2016 Fall Exhibitions Calendar at the MMFA
The Montreal Museum of Fine Arts (MMFA) is pleased to present a rich exhibition programme this fall, a season that will include the opening of the new Michal and Renata Hornstein Pavilion for Peace in November. With programming spotlighting diversity, the MMFA is pursuing its broad social and humanist mission: it intends to support the struggle against homophobia, AIDS and racism, and reinforce social inclusion as well as the presence of women artists at the Museum.
Note that the summer schedule ends on 5 September. Thereafter, the Museum will be closed on Mondays.
Major Exhibition
A Canadian exclusive at the MMFA, Focus: Perfection – Robert Mapplethorpe is the first major North American retrospective – and the first in Canada – on American photographer Robert Mapplethorpe’s oeuvre since the landmark exhibition The Perfect Moment organized in 1988, and the US Culture Wars. The MMFA brings together two exhibitions presented at the J. Paul Getty Museum and the Los Angeles County Museum of Art (LACMA), through the outstanding donation of the Robert Mapplethorpe Foundation. The MMFA is proud to host the only Canadian presentation of this exhibition, which features some 250 works by one of the most influential and controversial photographers of the twentieth century, renowned for his masterful compositions and subjects that have compelled new reflection on questions of gender, race and sexuality.
Discovery Exhibitions
The exhibition Toulouse-Lautrec Illustrates the Belle Époque, which is enjoying a lively success with already more than 70,000 visitors, continues until October 30. This is an extraordinary opportunity to admire close to a hundred prints and posters by Henri de Toulouse-Lautrec, the French artist who captured like none other the heart of Parisian nightlife during the Belle Époque at the dawn of the twentieth century.
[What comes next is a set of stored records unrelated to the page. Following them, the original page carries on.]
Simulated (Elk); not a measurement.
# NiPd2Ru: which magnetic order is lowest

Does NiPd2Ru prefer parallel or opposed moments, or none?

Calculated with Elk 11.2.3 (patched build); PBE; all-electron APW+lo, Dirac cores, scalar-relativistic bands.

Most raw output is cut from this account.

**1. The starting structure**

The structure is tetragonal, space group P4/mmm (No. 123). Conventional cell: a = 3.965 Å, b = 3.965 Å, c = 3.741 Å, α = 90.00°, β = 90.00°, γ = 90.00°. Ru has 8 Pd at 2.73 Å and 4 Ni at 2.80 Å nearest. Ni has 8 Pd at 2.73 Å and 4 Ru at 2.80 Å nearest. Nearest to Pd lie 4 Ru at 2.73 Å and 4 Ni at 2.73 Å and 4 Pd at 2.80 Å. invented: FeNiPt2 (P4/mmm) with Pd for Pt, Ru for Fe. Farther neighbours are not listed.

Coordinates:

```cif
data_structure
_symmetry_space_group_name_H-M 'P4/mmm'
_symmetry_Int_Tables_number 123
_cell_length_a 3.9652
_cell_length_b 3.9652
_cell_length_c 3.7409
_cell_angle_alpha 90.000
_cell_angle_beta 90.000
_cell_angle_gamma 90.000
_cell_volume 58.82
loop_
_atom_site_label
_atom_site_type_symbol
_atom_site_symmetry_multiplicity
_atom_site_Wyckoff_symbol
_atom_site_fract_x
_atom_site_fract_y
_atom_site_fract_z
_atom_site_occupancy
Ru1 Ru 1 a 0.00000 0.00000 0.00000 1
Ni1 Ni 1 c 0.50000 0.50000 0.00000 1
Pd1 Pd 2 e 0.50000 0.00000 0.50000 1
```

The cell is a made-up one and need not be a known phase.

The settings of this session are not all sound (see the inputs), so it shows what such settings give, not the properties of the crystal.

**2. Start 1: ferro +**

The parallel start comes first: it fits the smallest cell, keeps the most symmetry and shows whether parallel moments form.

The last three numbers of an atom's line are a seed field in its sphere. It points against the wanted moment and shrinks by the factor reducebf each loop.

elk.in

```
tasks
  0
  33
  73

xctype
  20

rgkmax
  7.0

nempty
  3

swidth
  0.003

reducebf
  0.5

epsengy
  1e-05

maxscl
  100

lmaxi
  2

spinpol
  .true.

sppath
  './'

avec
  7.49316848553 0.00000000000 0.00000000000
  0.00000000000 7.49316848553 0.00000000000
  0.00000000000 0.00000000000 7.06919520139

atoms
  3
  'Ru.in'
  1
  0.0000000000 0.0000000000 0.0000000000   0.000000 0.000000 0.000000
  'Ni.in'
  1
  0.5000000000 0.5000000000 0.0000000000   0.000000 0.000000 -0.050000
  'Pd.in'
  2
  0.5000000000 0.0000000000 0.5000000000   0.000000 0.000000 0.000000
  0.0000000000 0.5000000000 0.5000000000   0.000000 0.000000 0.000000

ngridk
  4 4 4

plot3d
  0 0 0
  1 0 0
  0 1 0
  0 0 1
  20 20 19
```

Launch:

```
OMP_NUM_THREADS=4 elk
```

Starting October 19, as part of La Biennale de Montréal 2016, the MMFA will welcome the internationally renowned artist Kerry James Marshall. Considered to be one of the most important American artists of his generation, Marshall questions the representation of Afro-Americans in society and the history of art through a multidisciplinary oeuvre that runs from painting to comic strips.
A feminine echo of the Museum’s major retrospective of photographer Robert Mapplethorpe, She Photographs brings together 70 works by 30 contemporary photographers from here and abroad. This rich body of work includes, among others, recent acquisitions of works by Geneviève Cadieux, Éliane Excoffier, Maryse Goudreau, Angela Grauerholz and Alix Cléo Roubaud. It is an opportunity to observe the many themes and approaches that constitute the contemporary feminine gaze.
Until November 13, the Museum is presenting the exhibition She Century by Quebec artist Julie Favreau. Executed in 2015 during her residency at the Darling Foundry (the fourth residency there sponsored by the MMFA), this project explores, through video, photography and sculpture, the evocative and symbolic charge that a gesture that can be revealed by the interaction between an object and a gesture.
Until December 11, the Museum’s Graphic Arts Centre becomes a theatre of dark fantasies of the human subconscious with some of the nineteenth century’s great graphic artists in the exhibition “The Black Sun of Melancholy” ̶ Monsters of the Unconscious, From Goya and Blake to Redon and Munch. This exhibition brings together drawings and lithographs by sixteen romantic artists who delved the depths of their creative imagination to evoke strong feelings in the beholder.